Cricket exit poised to be third strike for India

Article By : Peter Clarke

Foreign players are wooing Cricket Semiconductor to build the analog and power pure-play foundry in their region.

« Previously: Why India may lose Cricket wafer fab
 

If Cricket does pull out of India, it could represent a third strike for the sub-continent.

Lou Hutter, a former Texas Instruments executive working on the project, said: "Interestingly, a number of other countries have talked to us about siting this project in their region; all are places where the factors discussed above are eliminated entirely or greatly diminished. We are very confident in our specialty wafer fab strategy and the positive economic impact it will have on the country where it is built."

After working for Texas Instruments, Hutter worked as senior vice president at Dongbu HiTek (Seoul, South Korea) where he created and ran an analog foundry business unit.

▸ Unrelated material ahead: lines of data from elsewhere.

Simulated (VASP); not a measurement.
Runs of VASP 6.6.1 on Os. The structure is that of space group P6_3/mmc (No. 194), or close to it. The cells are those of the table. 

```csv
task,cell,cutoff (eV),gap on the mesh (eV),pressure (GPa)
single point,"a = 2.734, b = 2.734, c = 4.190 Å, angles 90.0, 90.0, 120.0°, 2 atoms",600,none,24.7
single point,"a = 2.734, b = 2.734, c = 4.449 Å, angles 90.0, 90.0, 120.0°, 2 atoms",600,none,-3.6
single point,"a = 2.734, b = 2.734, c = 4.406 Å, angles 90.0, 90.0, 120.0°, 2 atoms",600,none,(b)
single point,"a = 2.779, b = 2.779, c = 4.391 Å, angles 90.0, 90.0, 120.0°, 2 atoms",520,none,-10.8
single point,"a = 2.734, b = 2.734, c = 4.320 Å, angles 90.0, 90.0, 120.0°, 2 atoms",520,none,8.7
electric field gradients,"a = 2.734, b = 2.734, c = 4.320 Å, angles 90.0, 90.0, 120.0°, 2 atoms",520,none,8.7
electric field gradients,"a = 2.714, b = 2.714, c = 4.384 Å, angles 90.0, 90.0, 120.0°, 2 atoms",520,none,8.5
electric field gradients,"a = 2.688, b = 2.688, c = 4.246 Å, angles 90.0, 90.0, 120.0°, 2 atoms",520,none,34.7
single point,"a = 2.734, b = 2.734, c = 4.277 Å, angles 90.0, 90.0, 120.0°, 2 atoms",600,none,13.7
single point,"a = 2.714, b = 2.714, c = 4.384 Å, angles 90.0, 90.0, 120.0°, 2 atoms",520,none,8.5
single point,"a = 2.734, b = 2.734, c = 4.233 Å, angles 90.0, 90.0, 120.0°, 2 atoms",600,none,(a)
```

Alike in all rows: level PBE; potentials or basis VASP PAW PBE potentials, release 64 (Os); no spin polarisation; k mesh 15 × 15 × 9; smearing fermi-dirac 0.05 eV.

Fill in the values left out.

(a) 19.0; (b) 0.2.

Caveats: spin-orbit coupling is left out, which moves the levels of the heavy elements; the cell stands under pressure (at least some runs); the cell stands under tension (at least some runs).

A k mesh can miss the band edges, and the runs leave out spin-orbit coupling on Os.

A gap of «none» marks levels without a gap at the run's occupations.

Meanwhile, one of the Cricket team has moved on. Former Globalfoundries executive Aabid Husain, joined Cricket Semiconductor as chief marketing officer in July 2015. Husain has now been hired as vice president of business development and sales at Atomera (Los Gatos, Calif.), a semiconductor materials intellectual property licensing company.

 
[india aabid husain (cr)]
Figure 1: Former Globalfoundries executive and current Cricket Semiconductor CMO, Aabid Husain.
 

In March 2014, after several years of discussion, the Indian government launched a plan to build two digital fabs. In 2016 local cement and infrastructure company Jaiprakash Associates pulled out of a consortium formed to build a wafer fab in Greater Noida in Uttar Pradesh, which included IBM and Tower Semiconductor. The second consortium, comprising HSMC Technologies, STMicroelectronics and Silterra Malaysia, has proposed to set up semiconductor wafer fabrication manufacturing facility in Gujarat. However, in the second half of 2016 that group was reportedly trying to attract equity and debt funding.